Framing your work as a hypothesis means not only thinking about the thing you’re making or building, but considering whether that work is achieving your intended goals and outcomes. This means thinking about your work as a series of experiments you conduct with your users to learn if you’re on the right path. Instead of asking “Did we ship the shopping cart feature?” you ask: “Did we make it easier and simpler for our customers to buy from us?”

Why

When done collaboratively, hypothesis-building is powerful at getting a team on the same page about what it’s doing and why. It also allows the team to be flexible — if one approach doesn’t result in the outcome you expected, you have implicit permission to change course and try something else.

Templates

Time required

1-2 hours

How to do it

  1. As a team, identify and make explicit the problem you’re trying to solve. What goals or needs aren’t being met? What measurable criteria would indicate progress toward those goals?
  2. As a team, write out the hypothesis for the work you want to do to address the problem(s) you’re trying to solve. You may want to write broad hypotheses at the outset of a project and more specific hypotheses each sprint.
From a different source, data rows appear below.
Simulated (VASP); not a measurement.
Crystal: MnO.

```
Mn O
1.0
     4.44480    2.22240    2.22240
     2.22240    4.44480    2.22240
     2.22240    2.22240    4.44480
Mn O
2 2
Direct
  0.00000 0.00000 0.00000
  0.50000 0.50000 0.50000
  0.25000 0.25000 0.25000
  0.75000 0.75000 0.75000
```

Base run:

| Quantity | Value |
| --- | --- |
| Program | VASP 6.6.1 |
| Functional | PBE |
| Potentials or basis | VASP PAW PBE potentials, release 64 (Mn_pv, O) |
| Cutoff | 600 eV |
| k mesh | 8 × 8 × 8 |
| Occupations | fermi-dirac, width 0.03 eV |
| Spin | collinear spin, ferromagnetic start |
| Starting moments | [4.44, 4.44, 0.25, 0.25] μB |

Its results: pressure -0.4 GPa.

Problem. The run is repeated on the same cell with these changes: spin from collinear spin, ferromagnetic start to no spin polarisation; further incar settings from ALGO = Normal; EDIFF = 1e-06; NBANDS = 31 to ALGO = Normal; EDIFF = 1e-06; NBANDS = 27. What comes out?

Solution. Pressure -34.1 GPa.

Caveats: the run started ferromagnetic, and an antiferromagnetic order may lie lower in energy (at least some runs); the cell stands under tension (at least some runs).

    Here’s a common way to structure your hypothesis:

    We believe that doing/building/creating [this] for [this user] will result in [this outcome].
    We’ll know we’re right when we see [this metric/signal].

  3. Once you’ve formulated your hypothesis, consider the following harm prompt to help the team think about and guard against potential unintended consequences of your work.

    But, this could be harmful for [this user] if [this outcome happens].

  4. Identify a user touchpoint that will allow you to test your hypothesis, such as external marketing, the homepage, a microsite, or something else. Test your hypothesis. If you learn something unexpected, refine your hypothesis, test again, and continue to work incrementally towards your goals.

Additional resources

Considerations for use in government

No PRA implications. No information is collected from members of the public.